I could be misreading the source material, but it doesn't appear to me that GDELT uses epoch_millis.

What the GDELT project itself does it immaterial to using it as in illustration of something an organization may want to do - and with performant date handling.

jasontedor commented 5 years ago

What the GDELT project itself does it immaterial to using it as in illustration of something an organization may want to do - and with performant date handling.

It's material in so far as this issue is about negative timestamps and epoch_millis and neither of the examples given are about negative timestamps based on epoch_millis. Without clarifying that, they carried the risk of confusing others into thinking that historical dates before the epoch are not supported, as the comment seemed to suggest. I am trying to make it clear that while support for negative timestamps has been deprecated in 6.7.0 and removed, that does not imply that dates before the epoch are not supported: they are very much still supported. On 7.0.0-rc2 both the example given in the formats they are given in are fully supported.

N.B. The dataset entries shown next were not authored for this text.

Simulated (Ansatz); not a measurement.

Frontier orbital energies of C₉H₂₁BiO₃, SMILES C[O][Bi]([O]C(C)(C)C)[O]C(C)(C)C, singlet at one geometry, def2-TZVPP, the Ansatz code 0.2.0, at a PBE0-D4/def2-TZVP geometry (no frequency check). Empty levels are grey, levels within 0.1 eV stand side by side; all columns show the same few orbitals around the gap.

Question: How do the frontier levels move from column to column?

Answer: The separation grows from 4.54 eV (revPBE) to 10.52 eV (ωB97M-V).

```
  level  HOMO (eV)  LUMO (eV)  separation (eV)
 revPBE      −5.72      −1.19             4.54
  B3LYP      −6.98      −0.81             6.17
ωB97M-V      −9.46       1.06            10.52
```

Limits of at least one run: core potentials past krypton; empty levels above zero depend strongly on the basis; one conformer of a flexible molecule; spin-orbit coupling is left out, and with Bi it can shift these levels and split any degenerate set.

hanoch commented 5 years ago

If we are to switch our implementation for newly created indices at Elasticsearch v7.x to use the ISO 8601 string format for date field values, what is your recommendation on how to define the date field format in the index (template) mapping?

We are thinking to remove the date format from the index (template) mapping to allow it to default to the default "strict_date_optional_time||epoch_millis" value, but looking for some kind of confirmation that that approach is the correct and recommended one from both performance as well as functionality (support ISO 8601 string date values as well as positive epoch_millis long date values) point of view.

Is the 8601 string date format as performing as the epoch_millis long date format, from an index & query/search time point of view?

rjernst commented 5 years ago

Should we not define the format for date fields to allow the format to default to the default format "strict_date_optional_time||epoch_millis"?

Based on your later comment, it seems you are planning to sometimes pass epoch millis, and sometimes pass ISO 8601 dates? If that is the case, and epoch millis would be used for most dates (all dates after 1970), you might consider still setting the format, but reversing the order so that epoch_millis is checked first.

Should we set the date field format to another specific format to be able to use ISO 8601 string date values in the most performant index and search way?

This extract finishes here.